HACKER Q&A
📣 psankar

What database solution would you choose for this type of workload?


We have a telemetry gathering system. We get about 250rps to our backend systems, which dump this data on a database. We get ~25million records per day, occupying a disk space of ~12.5GB per day (inclusive of elastic index). We use elastic as the backend.

We chose elastic because we did not what fields we may get. There are ~40 fields (per record). Some fields may be missing in some records. Coming to the reads, the data thus saved would be queried in a timeseries way. We will access data for last 1 hour, 1 week, 1 month mostly.

The data will be queried with a lot of complex aggregations and joins too. For ex: What is the avg response time (which is a field) of all the requests that talked from node (another field) appServer1 to node appServer2, last month.
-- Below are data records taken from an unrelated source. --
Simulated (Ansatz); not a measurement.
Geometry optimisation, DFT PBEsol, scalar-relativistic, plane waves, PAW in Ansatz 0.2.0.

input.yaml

With elastic we are quite happy with the data until there are ~10 million records, beyond which response times just lag. It takes 10+ seconds for each query after 10 million records. We thought it could be due to reader starvation (because of incoming writes) and created a read-only replica and did our queries in that replica. But even there the slowness is felt.

In terms of memory, We have given about 1GB for esmaster, 2GB for esdata and another 1GB for esclient. All persistent disks are normal HDDs and not SSDs. We do not have much worries about diskspace and can add more diskspace (but not SSDs). But we will not be able to provision more RAM.

Also, we want our system to add columns/fields without any stop-the-world migrations. This is what makes me nervous about choosing databases that want a schema ahead.

The writes can take (update multiple indexes on each write) but the reads have to be fast. We are also fine with choosing a hybrid approach where one system receives the writes and another system can do the analytics. The system has to work in kubernetes across clouds. So single-cloud solutions (like dynamodb) are ruledout.

Given the load and the above constraints, what kind of a database solution would you choose ?


  👤 jlgaddis Accepted Answer ✓
You say you can't add RAM or SSDs but that sounds like exactly what you need. If your data doesn't fit in RAM (and, with 25MM records/day, it doesn't), then you're gonna be hitting those slow HDDs when you run queries.

I'd add RAM first and SSDs second but you say you can't do either of those? Well, good luck, I guess -- any "database solution" you choose is going to perform like crap given these resource constraints.


👤 speedgoose
Have you tried column based databases such as Cassandra, HPE vertica, or Clickhouse?

Have you tried a "big data" approach like Apache Spark on parquet files?

Did you consider saving less data? Do you really need to save that much data? Can't you sample the data and save a lot less while keeping the same information overall ?


👤 ianamartin
When you say you have 25 million records per day, taking 25 GB of disk space, can you clarify what you mean by that?

Does each day of 25 million records take 25GB of disk space? Or are you saying that it cumulatively takes 25 GB up until now?

1 million records per GB would indicate a really, really large record.